Slovak premier accuses president of conspiring with Soros as pressure mounts for government change

Slovak premier accuses president of conspiring with Soros as pressure mounts for government change
President Andrej Kiska has called for major changes to the government of Robert Fico (pictured) to restore public confidence.
By bne IntelliNews March 7, 2018

Slovak Prime Minister Robert Fico has accused President Andrej Kiska of conspiring against him with liberal US financier George Soros, in an effort to fend off pressure for a government overhaul or an early election. Kiska is meeting with opposition political parties in an effort to solve the political situation on March 7.

The Slovak political situation has become very tense after the assassination of Slovak journalist Jan Kuciak, who was investigating alleged links between the Calabrian mafia and the prime minister's office. Kiska has called for major changes to the government to restore public confidence.

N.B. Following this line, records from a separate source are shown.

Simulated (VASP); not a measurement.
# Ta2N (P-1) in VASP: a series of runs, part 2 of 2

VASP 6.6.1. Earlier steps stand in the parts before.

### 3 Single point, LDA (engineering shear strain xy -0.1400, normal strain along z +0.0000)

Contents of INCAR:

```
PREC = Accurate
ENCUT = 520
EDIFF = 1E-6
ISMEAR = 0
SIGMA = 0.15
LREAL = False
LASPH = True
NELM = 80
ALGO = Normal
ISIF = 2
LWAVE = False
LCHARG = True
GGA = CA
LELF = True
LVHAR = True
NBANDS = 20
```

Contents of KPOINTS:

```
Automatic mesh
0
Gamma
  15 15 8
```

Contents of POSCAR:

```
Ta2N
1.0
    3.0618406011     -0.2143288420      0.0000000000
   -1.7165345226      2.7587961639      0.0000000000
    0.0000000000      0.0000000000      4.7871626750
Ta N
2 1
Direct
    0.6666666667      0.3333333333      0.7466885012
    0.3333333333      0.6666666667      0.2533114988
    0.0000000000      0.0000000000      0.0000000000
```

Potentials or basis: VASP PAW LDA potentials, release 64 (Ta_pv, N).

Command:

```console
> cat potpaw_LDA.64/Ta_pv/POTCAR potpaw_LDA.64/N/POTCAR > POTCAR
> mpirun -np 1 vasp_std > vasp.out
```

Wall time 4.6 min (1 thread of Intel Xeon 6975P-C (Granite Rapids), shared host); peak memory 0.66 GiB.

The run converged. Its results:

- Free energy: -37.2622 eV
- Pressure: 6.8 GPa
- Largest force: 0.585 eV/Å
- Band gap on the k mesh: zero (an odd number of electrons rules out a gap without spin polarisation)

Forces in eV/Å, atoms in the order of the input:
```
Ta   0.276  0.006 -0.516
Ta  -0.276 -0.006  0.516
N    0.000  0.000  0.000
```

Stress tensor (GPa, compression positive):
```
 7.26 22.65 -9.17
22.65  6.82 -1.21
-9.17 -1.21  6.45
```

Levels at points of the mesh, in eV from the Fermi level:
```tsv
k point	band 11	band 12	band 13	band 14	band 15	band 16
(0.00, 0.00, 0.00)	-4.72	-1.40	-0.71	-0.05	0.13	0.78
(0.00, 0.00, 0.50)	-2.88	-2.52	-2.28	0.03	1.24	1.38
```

On March 5, Fico connected Kiska’s meeting with Soros in 2017 to the president's pressure for government change. Fico asked Kiska to explain to the public what he did on September 20, 2017, in New York, “where Kiska had a meeting without any representative of the Slovak Ministry of Foreign Affairs”.

Fico, a Social Democrat who has expressed a desire for Slovakia to be part of the core of the European Union, has now joined with neighbouring rightwing Eurosceptic populists such as Hungary's Viktor Orban, in using the US billionaire as a scapegoat.  “I demand an answer, what was this meeting about with a man of suspicious character?” Fico said.

Kiska has already explained on Facebook that he discussed the plight of the Roma at the meeting. Slovakia has a large Roma minority, which faces poverty and discrimination.  

Soros also denied any involvement. A spokesman said: “As far as Mr Soros is mentioned, he didn’t play any role in President Kiska’s latest speech or demonstrations in Slovakia.”

The name of Soros is very popular among disinformation websites in Slovakia as well as in Czechia. Over the weekend, the first websites already began propounding this conspiracy theory. Several articles warned that in Slovakia another Maidan (Ukrainian revolution) is happening.

“Now they [Robert Fico and ruling Smer-SD] are trying, as a textbook case, to change the topic and release different conspiracy balloons, which will for sure get stuck somewhere among his voters,” Michal Novota, a consultant in the sector of political marketing, told Dennik N.

Fico has accused the president and opposition parties of trying to misuse Kuciak's murder for political gain.  “I am shocked that president talked 10 days ago about Slovakia as a success story and now he is using the murder for a political fight,” Fico said.

President Kiska reflected on Fico’s remarks on March 6. “Tomorrow, I am starting meetings with political parties and I am ready to take our country out of this crisis. We have to unite and restore the trust of people in the state,” he said during a press briefing. “We have to find a government, which will not polarise our country, but unite it,” Kiska added.

He also rebuffed Fico’s statements about Soros: “We shouldn’t get confused, we shouldn’t get taken away from the main topic. I think that Mr Prime Minister should maintain the remainder of his political dignity and pay attention to what troubles our country the most.”

Fico’s junior coalition partner the liberal Most-Hid has also denounced the words of the PM: "To the Most-Hid party, the words that were voiced at the press conference held by Prime Minister Robert Fico are incomprehensible and unacceptable. Instead of seeking solutions to the developing political situation, the prime minister is seeking a foreign guilty party to blame. The prime minister has chosen a dangerous path from which there might be no return. Therefore, we call on Prime Minister Fico not to make future talks on reconstructing the cabinet impossible with his words," reads the text.

Most-Hid has called for the resignation of Interior Minister Robert Kalinak (Smer-SD), who was already under fire for his contacts with controversial businessmen. Most-Hid will meet on Monday to discuss the crisis and could pull out of the government unless Kalinak is fired, leaving the government without a majority and probably precipitating early elections.

Organisers of a large demonstration in Bratislava on March 2 have called another demonstration for the establishment of a new government on Friday, March 9.

Even the highest leadership of Smer-SD is now talking about Kalinkak's end. The interior minister has been the closest ally of Fico since the party was founded but has now become a liability. The question is whether even that would be enough to preserve the government now.